Astronauts in Spacewalks
On March 2, 2011, I took my second image of a spacewalking astronaut from the ground. Astronaut Stephen Bowen during the STS-133 mission. Bowen was riding the robotic arm Canadarm-2 on its way to the Columbus module. The used equipment of the images was similar as used for the first-ever from the ground captured images of a spacewalk in 2009. See the images and analyses below.
On March 2, 2011, I obtained images of spacewalker Stephen Bowen, while he was working near the Columbus module edge to swap out an attachment bracket on this module
First ever Image - The Evidence
After several attempts to capture a sign of EVA activity during different opportunities, there was finally success on March 21, 2009 when 2 astronauts were outside during the STS-119 mission to the ISS. Steven Swanson and Joseph Acaba were deploying an Unpressurized Cargo Carrier Attachment System (UCCAS). The 2 astronauts appeared on the Earth-facing side of the ISS in front of one of the trusses. That evening, I tracked the spacewalk via NASA television to see where Swanson and Acaba were working. The location of the UCCAS was partially on the Earth-facing side so I was pretty sure that the spacewalkers could be captured in an image. I remember that it was a nothern pass of the ISS with the docked Space Shuttle Discovery and I remember that during the approach from the west, there was a flare, easily seen with the naked eye and recorded by other amateurs as it would appear later. It was a very exciting moment as I realised that eventual success could lead to something that was never done before at that time: An image of a human being in space, taken from the ground.
Analyses of the final image sequence, taken during the pass with a JVC color camcorder attached to my fully handtracked 10 inch Newtonian reflector, showed immediately a detail that I was not used to see in earlier ISS images taken with the same equipment during different passes and at a certain location. The images below show how the particular location on the truss looks during a normal pass and during a pass with a spacewalker in front of it. The difference is obvious. This image would really become the first-ever photo of a spacewalker during an extravehicular activity that has been taken from the ground. The main reason for this is that - although spacewalks are done already for decades, a good imaging technique for telescopic spacecraft photography has only just developed in the last years since the digital revolution. Another factor is that spacecraft imaging is - even today - done by just a limited number of astrophotographers.
Below: Comparison of the same location on the ISS truss without (left) and with (right) spacewalker in front of it.
Knowing that the astronauts were working on that particular location on the ISS, the difference is very clear:
There is an additional detail, which is elongated and brighter then the overall surroundings.
The final analyses of these images would cover several months and in january 15, 2010 I finally wrote:
my observation of spacewalk activity on March 21, 2009 during STS-119 EVA-2.
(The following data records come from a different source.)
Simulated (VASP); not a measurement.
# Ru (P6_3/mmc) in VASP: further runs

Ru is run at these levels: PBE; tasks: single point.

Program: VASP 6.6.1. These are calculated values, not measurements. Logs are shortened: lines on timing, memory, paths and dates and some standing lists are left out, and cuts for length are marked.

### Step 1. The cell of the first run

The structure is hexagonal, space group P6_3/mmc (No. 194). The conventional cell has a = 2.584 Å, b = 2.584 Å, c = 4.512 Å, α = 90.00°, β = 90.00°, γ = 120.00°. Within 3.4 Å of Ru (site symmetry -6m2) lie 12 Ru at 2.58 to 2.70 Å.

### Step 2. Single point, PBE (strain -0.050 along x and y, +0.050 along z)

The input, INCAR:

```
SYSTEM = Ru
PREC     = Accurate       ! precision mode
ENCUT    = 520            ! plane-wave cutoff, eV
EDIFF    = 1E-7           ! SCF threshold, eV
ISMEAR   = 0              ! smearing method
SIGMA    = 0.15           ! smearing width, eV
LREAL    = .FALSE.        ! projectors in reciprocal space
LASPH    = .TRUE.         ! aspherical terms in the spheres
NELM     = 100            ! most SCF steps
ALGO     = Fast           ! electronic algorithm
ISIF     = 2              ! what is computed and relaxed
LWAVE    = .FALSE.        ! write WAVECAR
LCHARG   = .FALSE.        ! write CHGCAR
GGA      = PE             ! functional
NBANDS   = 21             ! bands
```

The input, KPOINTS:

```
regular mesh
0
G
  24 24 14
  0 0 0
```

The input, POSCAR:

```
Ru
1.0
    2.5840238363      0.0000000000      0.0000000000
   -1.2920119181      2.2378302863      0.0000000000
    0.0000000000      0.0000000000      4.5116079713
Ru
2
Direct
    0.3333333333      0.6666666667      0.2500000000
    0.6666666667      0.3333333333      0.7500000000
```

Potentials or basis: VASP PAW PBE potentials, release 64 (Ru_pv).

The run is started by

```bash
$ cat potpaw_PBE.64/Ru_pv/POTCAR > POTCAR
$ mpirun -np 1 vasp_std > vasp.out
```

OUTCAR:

Because the point of orbital sunset was visible in both the helmet-cam
recordings and from my location (35° above horizon), it was very well
possible to calculate which was the exact point in the helmet cam recordings
at the moment of my captures, to see what they exactly were doing. Now I found
out: they were moving the diagonal and SARJ-braces out of its way in preparation
to deploy the nadir-UCCAS, as earlier mentioned. The braces were released at the
SARJ-side by Acaba, and Swanson moved them to mid-truss. This point is as seen
from Earth more at the truss-upper-edge. Acaba however was floating between the
SARJ and the mid-brace of the truss on the nadir-side. So this is exactly the
point which corresponds in my images as the bright dot and with earlier analyses'.
The picture-set below shows on the left the overview of the ISS starboard-side with the location of the spacewalkers and on the right a view from the helmet-cam from spacewalker Swanson - captured from NASA television - showing the approximate real-time view of the pass at the moment when I took the images with the telescope. Another version of this image was published on April 10, 2009 as NASA Astronomy Picture of the Day
Success Factors / Conclusion
With all the experience I gathered during telescopic imaging sessions of spacecraft where extravehicular activities were going on, I would conclude the following main factors for success for capturing an astronaut in Earth orbit with telescopes from the ground.
1 - There has to be a favorable pass of the spacecraft where the EVA occurs. This means that the altitude of the object (in this case the spacecraft with astronaut) above the horizon should be not too low. Otherwise, both the distance to the object would become too large, and the seeing conditions would be too poor to have a chance to capture something small as a person.
2 - The air (seeing) conditions should be steady in general. Because very small imaging scales are required to have a chance to capture a spacewalker, the seeing factors for success are equally important as in high resolution planetary imaging.
3 - The spacewalker must be located at a favorable location during the pass and well illuminated by sunlight. This means that the spacewalker should not be located in shadow or behind an element of the spacecraft. There are many shadows on an extensive structure as the ISS, but even a smaller spacecraft can cast huge shadows, such as the tail of the Space Shuttle. The shadows in space are very dark and contrasty. The high-reflective white color of the spacesuites used in EVA's however, helps to get a good illuminated view.
4 - A good knowledge about the structure of the spacestation/spacecraft is required to do good image analyses. A good analysis of the recorded data is very important because without knowing the location of different bigger and smaller elements, a person would hardly be recognizable at that discance considering the general resolution of even the best telescopes in the best seeing conditions.